I am burning a Lopi Endeavor, and I commonly cruise with a stove top temp of between 500F to 650F depending on the wood, the size of the load, and how hot I let it get before shutting the bypass damper. For example, I just let the stove get up to 400F before closing the bypass damper. When I closed it, the secondary burn started, and I slowly adjusted my primary air down. Once I got a good secondary burn rolling, the temp increased another 100F easily. Your stove uses "down draft" technology to achieve secondary combustion, if I am right, but the idea is the same - you're getting heat by burning smoke. Once you engage your secondary burn, you WILL see your temps rise for a while before settling in for the duration of the burn cycle.

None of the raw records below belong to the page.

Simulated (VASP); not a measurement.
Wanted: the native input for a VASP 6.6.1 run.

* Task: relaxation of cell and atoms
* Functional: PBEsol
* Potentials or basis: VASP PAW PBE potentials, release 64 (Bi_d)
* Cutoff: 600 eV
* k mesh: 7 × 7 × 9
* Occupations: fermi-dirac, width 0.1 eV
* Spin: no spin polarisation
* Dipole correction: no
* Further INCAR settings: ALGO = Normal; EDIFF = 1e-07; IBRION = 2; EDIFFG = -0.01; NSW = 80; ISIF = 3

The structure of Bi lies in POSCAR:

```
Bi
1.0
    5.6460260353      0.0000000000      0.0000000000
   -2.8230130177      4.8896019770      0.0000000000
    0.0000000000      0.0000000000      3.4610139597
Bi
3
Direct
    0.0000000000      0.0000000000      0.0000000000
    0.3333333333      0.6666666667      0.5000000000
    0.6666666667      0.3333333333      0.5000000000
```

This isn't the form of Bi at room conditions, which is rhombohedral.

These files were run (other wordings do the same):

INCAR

Edit: here is a thread from a fellow Leyden owner if you wish to PM him.
https://www.hearth.com/econtent/index.php/forums/viewthread/27146/

More edit: if addition to the dollar bill test, if you are concerned about leaks, try this: open all your air controls wide open. Place several crumpled sheets of newspaper in your stove, and light them. Once they are involved good, immediately shut down all your air. The fire should quickly begin to smolder and die. If it does not, you have a leak somewhere, more than likely. And keep in mind that EPA stoves cannot be fully shut down - i.e., they are not "air tight". In principle, they always draw in secondary air to burn the smoke. So, with your air "shut down" it's not truly shut down.
 
Yes I have to keep reminding myself of that. The actual flue gas temp that i am reading with the Condar probe is what bothers me. Should it be reading 1000 deg while the secondary is going?
 
To be completely honest, I have no idea. I just monitor my stove top temps, and I know that as long as I am in a certain range (and using decent wood), I can go out, look up, and see only a heat shimmer as opposed to smoke. I believe the Class A HT rated pipe is rated for a continous 1000F. If that's the case, you're doing fine. Hopefully others will chime in and back me up or correct me. I'm still learning, too!
 
That seems too hot to me and a waste of heat. You might try adding bigger splits to slow down the fire a bit, but ultimately it may need a manual damper to reduce draft. I'd recommend reading up a bit on tradergordo's posts about running downdraft stoves for starters. He doesn't have the Leyden, but the principles are the same.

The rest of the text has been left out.